If you are looking for a quick reco about this film, I'd say go watch it (it's out on discs now). You will definitely be touched by it and want to share it with your friends and loved ones.
The writer of Memories in March, who is also one of its lead actors, Rituparno Ghosh, is openly queer. More importantly, he is also someone acclaimed globally for his work, especially his sensitive portrayal of a range of human relationships. The movie itself is about perhaps the most important relationship in a gay man’s life, his mother, and her coming to terms with her (dead) son’s gay orientation and the son’s lover (also his boss). The mother is being played by Deepti Naval, who herself has fine performances to her credit and who has recently made her directorial debut with Do Paise Ki Dhoop, Chaar Aane Ki Baarish, whose lead protagonist is supposed to be gay. Naturally, one expects a film that makes you question some long held beliefs about relationships, digs deep to uncover some untouched layers of the human psyche or at least punches you in the guts and turns on the tear faucets albeit without resorting to Bollywood garden-variety melodrama.
The Bollywood trappings are happily absent. Lacking also is the capacity to meet our other expectations fully. The best plus is that one of the main ingredients, which Indian cinema so often seems to care little about, is not missing. There is a story that’s mostly sensible, a plot that’s plausible. For that alone and for making a film that most producers will not even consider, the makers deserve kudos and a hug.
There’s nothing in the film that makes you cringe or angry as a gay man. No wrong or mixed messages about being queer, no resorting to either effeminacy or portrayal of out-of-control gay sex drives to arouse laughter, no lament on the ‘misfortune’ of being queer. Not that you expect such rubbish from Rituparno Ghosh.
From a queer-rights-advocacy perspective, the movie pushes the right buttons, even if not hard enough. The interactions between the mother and son’s lover and the mother and son’s girlfriend address some of the myths that strange straight people still entertain about us in connection with masculinity/femininity, gender roles, conversion, aesthetic abilities, fixation on the sex, and so on.

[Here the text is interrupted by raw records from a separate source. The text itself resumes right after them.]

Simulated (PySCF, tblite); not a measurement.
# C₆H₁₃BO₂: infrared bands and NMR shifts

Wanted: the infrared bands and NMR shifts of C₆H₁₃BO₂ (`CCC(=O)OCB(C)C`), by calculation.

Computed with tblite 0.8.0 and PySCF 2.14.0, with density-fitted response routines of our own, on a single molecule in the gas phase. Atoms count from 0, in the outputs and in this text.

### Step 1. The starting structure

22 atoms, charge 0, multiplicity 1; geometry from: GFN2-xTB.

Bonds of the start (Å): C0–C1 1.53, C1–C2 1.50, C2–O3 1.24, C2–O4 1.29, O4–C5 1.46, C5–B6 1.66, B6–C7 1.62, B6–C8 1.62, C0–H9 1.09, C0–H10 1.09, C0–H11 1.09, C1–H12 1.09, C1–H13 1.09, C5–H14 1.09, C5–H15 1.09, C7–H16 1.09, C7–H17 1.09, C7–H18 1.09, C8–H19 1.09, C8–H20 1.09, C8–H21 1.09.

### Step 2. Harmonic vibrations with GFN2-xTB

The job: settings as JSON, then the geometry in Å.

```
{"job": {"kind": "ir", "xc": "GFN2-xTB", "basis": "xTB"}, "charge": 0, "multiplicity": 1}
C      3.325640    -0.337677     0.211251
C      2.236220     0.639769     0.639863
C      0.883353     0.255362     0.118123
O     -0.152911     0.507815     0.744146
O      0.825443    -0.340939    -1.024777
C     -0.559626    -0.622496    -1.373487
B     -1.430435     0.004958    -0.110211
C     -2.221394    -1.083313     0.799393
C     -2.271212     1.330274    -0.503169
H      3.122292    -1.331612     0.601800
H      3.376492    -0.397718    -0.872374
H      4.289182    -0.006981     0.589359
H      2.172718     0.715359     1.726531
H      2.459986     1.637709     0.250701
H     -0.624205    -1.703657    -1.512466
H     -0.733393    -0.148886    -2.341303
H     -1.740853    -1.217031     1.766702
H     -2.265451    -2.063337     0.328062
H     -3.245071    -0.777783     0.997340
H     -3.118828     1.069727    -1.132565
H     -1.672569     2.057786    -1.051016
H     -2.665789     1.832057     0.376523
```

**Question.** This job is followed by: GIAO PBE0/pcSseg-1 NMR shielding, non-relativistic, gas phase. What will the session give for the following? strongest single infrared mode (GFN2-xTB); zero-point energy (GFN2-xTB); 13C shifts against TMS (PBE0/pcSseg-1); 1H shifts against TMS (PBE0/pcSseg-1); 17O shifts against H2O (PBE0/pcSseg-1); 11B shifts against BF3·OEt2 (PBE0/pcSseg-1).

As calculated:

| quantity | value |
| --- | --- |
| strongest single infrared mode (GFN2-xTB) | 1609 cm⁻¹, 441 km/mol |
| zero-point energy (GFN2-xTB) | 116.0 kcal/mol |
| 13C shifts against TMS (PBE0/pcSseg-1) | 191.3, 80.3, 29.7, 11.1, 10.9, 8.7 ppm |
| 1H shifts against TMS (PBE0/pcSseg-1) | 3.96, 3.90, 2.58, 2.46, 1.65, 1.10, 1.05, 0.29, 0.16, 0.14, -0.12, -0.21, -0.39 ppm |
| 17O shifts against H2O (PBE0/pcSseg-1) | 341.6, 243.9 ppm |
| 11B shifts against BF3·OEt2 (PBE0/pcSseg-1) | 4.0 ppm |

The performances by the cast may not be award-winning but do not disappoint either. Of the two leads though, Deepti’s is the more convincing act. Rituparno’s trouble with accent and his real life persona serve as a handicap to accept his portrayal of the bereaved lover-cum-creative director. It’s like he wasn’t acting much; just playing himself. Of course it’s quite possible that having been born of Rituparno’s imagination, the character has a mostly autobiographical anchor.
Like some advertising films which hold your attention momentarily, the movie has a sprinkling of sparkling moments, some of which tap the tear ducts, but in sum, the film turns out to be drab. Don’t expect any scintillating scenes between the two protagonists, including the argument that leads to Raima Sen's character outing her deceased friend to the mother. In fact the entire build-up in the plot to the outing has a false ring to it, coming across as an overreaction from the mother, especially from someone who seems to be dealing with the loss of her son so well from the start; although she does verbally express his death to be the worst event in her life. To underline, the sequence of events leading up to the outing seem forced.
As an aside, there are two strange and unnecessary elements in the story. Raima’s character could be interpreted as a gray one, as she uses her dead friend’s contact to land a new job. Maybe the writer or director was being quirky in giving the freaky touch to the watchman character.
For the Indian queer community, this movie is the next important feature film after Onir’s My Brother Nikhil. Sadly, it did not even get that much theatrical viewership on first release in April 2011. However, one hopes that it will find a bigger audience over the years.
The Indian queer community’s war may seem to be cut-and-dried about decriminalisation and winning equal legal rights, but at its core is winning the hearts of people that matter to us like mothers (in Memories in March) and siblings and parents (in My Brother Nikhil) and thus dispelling ignorance and the resulting homophobia of our society at large. The movie may not have as much emotional appeal and intellectual core as we had expected, but its heart is in the right place and beats for us.
Versions of this piece first appeared in Bombay Dost magazine in August 2011 and in Trikone magazine (Winter 2011 issue).